Priced Managed Lanes constitute the primary form of congestion pricing as applied in the United States. Through the use of special freeway lanes, whose access is controlled by vehicle class and/or pricing, congestion-free travel can now be provided to customers regardless of the level of congestion in the adjacent non-managed lanes.
Initially conceived as the allowance of previously prohibited vehicles to high occupancy vehicle (HOV) lanes in exchange for the payment of a fee, otherwise known as high occupancy / toll (HOT) lanes, managed lanes have expanded in scope to include a variety of implementations, without any inherent policy regarding HOVs. Of particular interest are managed lanes that collect a toll for use of the facility. Originally developed under one of two applications – HOT lanes or express toll lanes (ETL) – managed lanes are studied and implemented with many operational variants. The broad definition of managed lanes not only includes these variants, but any application that involves system-management techniques such as time-of-day restrictions, vehicle-type restrictions, and congestion pricing. In addition to HOT lanes and ETL facilities, common types of managed lanes in the United States are HOV lanes, truck-designated lanes, and limited-access express lanes.

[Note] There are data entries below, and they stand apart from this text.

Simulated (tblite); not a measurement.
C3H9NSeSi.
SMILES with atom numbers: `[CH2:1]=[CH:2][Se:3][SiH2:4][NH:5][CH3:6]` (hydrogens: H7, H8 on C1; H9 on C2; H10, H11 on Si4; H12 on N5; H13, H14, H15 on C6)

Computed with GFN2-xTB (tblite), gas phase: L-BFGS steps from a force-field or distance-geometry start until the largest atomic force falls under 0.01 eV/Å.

In many ways, managed lanes are selling an uncongested trip in the HOV facility against the possibility of severe congestion in adjacent general purpose lanes. However, the very same severe congestion in the general purpose lanes that managed lanes insure against has tended to cause animosity on the part of the general public toward HOV lanes if they are underutilized. As a means of mitigating the “empty lane syndrome,” priced managed lanes have been promoted as an effective way of utilizing the excess capacity without compromising the travel time reliability and insurance of the managed lanes.
In addition to HOT lanes, which include explicit benefits for carpoolers, ETL concepts have also been promoted as a means of enhancing mobility within congested corridors and regions. First implemented in Orange County, CA, as the privately built and operated State Route 91 (SR-91) express toll corridor, ETL facilities provide the same benefits of HOT lanes (exclusive right-of-way with congestion-free trips along the length of the corridor), but they do not carry the same implied benefit to carpools and vanpools. The SR-91 express toll facility has, at times, provided free use by three-people-or-more (HOV-3+) users, but has also at other times required partial toll payment by these users in its almost 20 years of operations.
Altogether, contemporary managed lanes have shown themselves to be a reliable congestion-free alternative, providing travelers a means of escaping severe congestion and reducing the extra time required to plan for important trips.
In January 2008, the National Surface Transportation Policy and Revenue Commission clearly stated the case for using pricing as a tool for managing demand: “The Commission believes the National Interest in quality transportation is best served when… transportation systems are appropriately priced. To avoid imbalances between the transportation capacity available at any particular time and the demand for it, pricing can help provide a guide for the most efficient use of scarce investment dollars.” Furthermore, the Commission established a very specific recommendation for the future of transportation investment in the United States: “In brief, the new user-financed Federal surface transportation program the Commission proposes will be performance-driven, outcome-based, generally mode-neutral, and refocused to pursue activities of genuine national interest”
Priced managed lanes are no longer simply an experiment to utilize excess capacity in HOV lanes; they are now a primary mechanism to achieve the Commission’s goal for transportation infrastructure. Managed lanes are only successful when they perform to users’ expectations, otherwise the convenience and cost penalties would be insufficiently rewarded with travel time savings and reliability. At their core functionality, then, managed lanes are “performance-driven” and “outcome-based”.